John Adams
By David McCullough
Like most Americans, I've known that John Adams was our second President since I was in grade school. And, as I'd imagine is also true of most Americans, that was more or less the extent of my knowledge of the man. The first glimpse I got into Adams as more than just that one fact came in 2003, when I read Stephen Ambrose's Undaunted Courage. Ambrose, who clearly idolized Thomas Jefferson, didn't hold Adams in the same high regard. Indeed, I came away from that book thinking of Adams as an ambitious man, bent on consolidating power to himself, possibly even wishing to become an American emperor. A man who, fortunately, was defeated in his second election by Jefferson, before he could do any more damage.
The second impression I got of Adams—and of Jefferson, for that matter—came three years later when I read Joseph Ellis' biography of George Washington. Quite unlike the tyrant that Ambrose portrayed, Ellis described Adams as a man of integrity, while Jefferson, no longer quite the noble farmer-scholar, came off as a schemer, practically a villain. To Ellis, Adams was a patriot and a loyal Vice President, though not as effective a President as he might have hoped.
I started seeing copies of this book around the same time, but despite being interested to learn more about Adams as well as being attracted to a Pulitzer Prize-winning biography, my reading list had gotten quite long by then and I put it off. It wasn't until HBO started airing its miniseries adaptation that I finally resolved to read it. It took me over two months to finish, but I now wish that I hadn't waited—this was an excellent read.
McCullough has a real gift for taking facts and sources and weaving them into a compelling narrative. It helps, of course, that Adams' life was so amazing. Here was a man who was involved in nearly every part of the American Revolution, indeed, nearly all of the important events of his era. But it's not merely the great events that make this book so wonderful to read. Because just as important are Adams' friendships, his relationship with his family, and, most of all, his marriage—indeed, the latter is one of the great love stories in American history.

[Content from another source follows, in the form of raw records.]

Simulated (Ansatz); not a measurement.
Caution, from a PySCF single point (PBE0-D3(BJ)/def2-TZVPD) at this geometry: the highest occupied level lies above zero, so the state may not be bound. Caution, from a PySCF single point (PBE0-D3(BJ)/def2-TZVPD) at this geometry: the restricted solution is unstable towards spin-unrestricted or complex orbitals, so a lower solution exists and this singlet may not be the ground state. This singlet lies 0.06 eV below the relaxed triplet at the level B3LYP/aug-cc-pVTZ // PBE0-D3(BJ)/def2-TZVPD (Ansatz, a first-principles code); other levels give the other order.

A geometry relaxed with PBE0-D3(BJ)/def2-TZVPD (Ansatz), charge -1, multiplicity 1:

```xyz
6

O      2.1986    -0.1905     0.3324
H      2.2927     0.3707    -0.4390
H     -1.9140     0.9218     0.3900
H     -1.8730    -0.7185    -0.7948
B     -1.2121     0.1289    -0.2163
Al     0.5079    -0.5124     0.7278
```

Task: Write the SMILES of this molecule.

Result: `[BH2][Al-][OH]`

This is the brilliance of McCullough's book, that it presents such a colossal figure in our nation's history in such human terms. By the time I was halfway through this book, I felt I knew Adams, certainly in a more personal way than any other man I've read about. In fact, by the end of the book I felt an attachment to him that rivaled anything I've felt from reading a novel—I lingered over his death scene for a long time, having a very real feeling of loss.
Simply put, John Adams, is the best biography I've ever read. It's balanced, nuanced, and just a pleasure to consume. Adams, himself, had his flaws, to be sure, but reading about a man of such integrity and passion and intellect, such warmth, wit, and good humor, I can't help but wish I'd been able to meet him, myself.